By a MetNews Staff Writer


A hearing is expected to be set today on a request by the Office of Los Angeles County District Attorney George Gascón to have a death sentence lifted in the case of a man convicted of the March 25, 1994, execution-style slayings two Marymount College students.

The killings—of a Japanese national and a U.S. citizen who had spent most of his life in Japan—prompted an apology to Japan by Walter Mondale, then ambassador to that nation, on behalf of President Bill Clinton.

 Gascón’s request is made pursuant to Penal Code §1172.1 which authorizes a district attorney to request a recall of a sentence and imposition of a new sentence, with a presumption in favor of granting relief. The matter is pending before Los Angeles Superior Court Judge William C. Ryan, the court’s specialist in resentencing.

Defendant Raymond Oscar Butler’s attorney, John Aquilina, and Deputy District Attorney Shelan Y. Joseph on July 11 filed a stipulation in which they noted that under the statute, the request can be granted in chambers, and that “if this Court grants the concurrently filed Recommendation for Resentencing, no hearing is needed.”
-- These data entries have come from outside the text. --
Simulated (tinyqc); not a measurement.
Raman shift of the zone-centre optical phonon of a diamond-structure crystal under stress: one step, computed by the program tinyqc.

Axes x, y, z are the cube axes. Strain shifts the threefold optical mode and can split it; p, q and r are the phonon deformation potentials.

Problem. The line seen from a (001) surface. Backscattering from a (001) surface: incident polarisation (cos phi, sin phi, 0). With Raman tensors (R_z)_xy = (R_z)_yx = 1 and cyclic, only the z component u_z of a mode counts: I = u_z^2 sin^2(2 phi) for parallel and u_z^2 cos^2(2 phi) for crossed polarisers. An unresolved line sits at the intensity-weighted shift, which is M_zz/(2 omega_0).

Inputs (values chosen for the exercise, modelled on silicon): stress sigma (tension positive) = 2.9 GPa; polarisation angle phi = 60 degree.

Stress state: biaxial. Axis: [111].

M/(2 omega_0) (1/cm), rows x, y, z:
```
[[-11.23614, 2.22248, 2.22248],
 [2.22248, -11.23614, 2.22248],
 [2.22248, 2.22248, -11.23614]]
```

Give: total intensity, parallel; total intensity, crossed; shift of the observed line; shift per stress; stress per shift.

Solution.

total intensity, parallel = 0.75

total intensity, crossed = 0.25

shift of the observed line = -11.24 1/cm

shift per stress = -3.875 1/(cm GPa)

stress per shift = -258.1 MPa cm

Should Ryan grant the request, the defendant, Butler will still be under a sentence of death imposed on May 11, 2012 by Los Angeles Superior Court Judge Ronald Coen, following a retrial, based on Butler having murdered a fellow jail inmate in 1995.

Joseph’s Memorandum

A memorandum signed by Joseph, whom Gascón brought over from the Office of Public Defender, says:

 “The defendant today is not the same, cognitively immature teen-ager who murdered the two innocent victims in this case. All parties agree that, in light of his youth and immaturity at the time of the crime; his significant and permanent cognitive impairments which were present at the time of the crime; his trauma-filled childhood; his intoxication at the time of the crime; the difficulty his jury had in returning a unanimous death verdict; and, the fact that he is currently serving a death sentence in Case No. TA041759, the interests of justice are best served by resentencing the defendant in the instant case to life without the possibility of parole.” The memo points out that Butler “is a middle-aged man of forty-six, having spent his youth and over twenty-five years as a condemned inmate.”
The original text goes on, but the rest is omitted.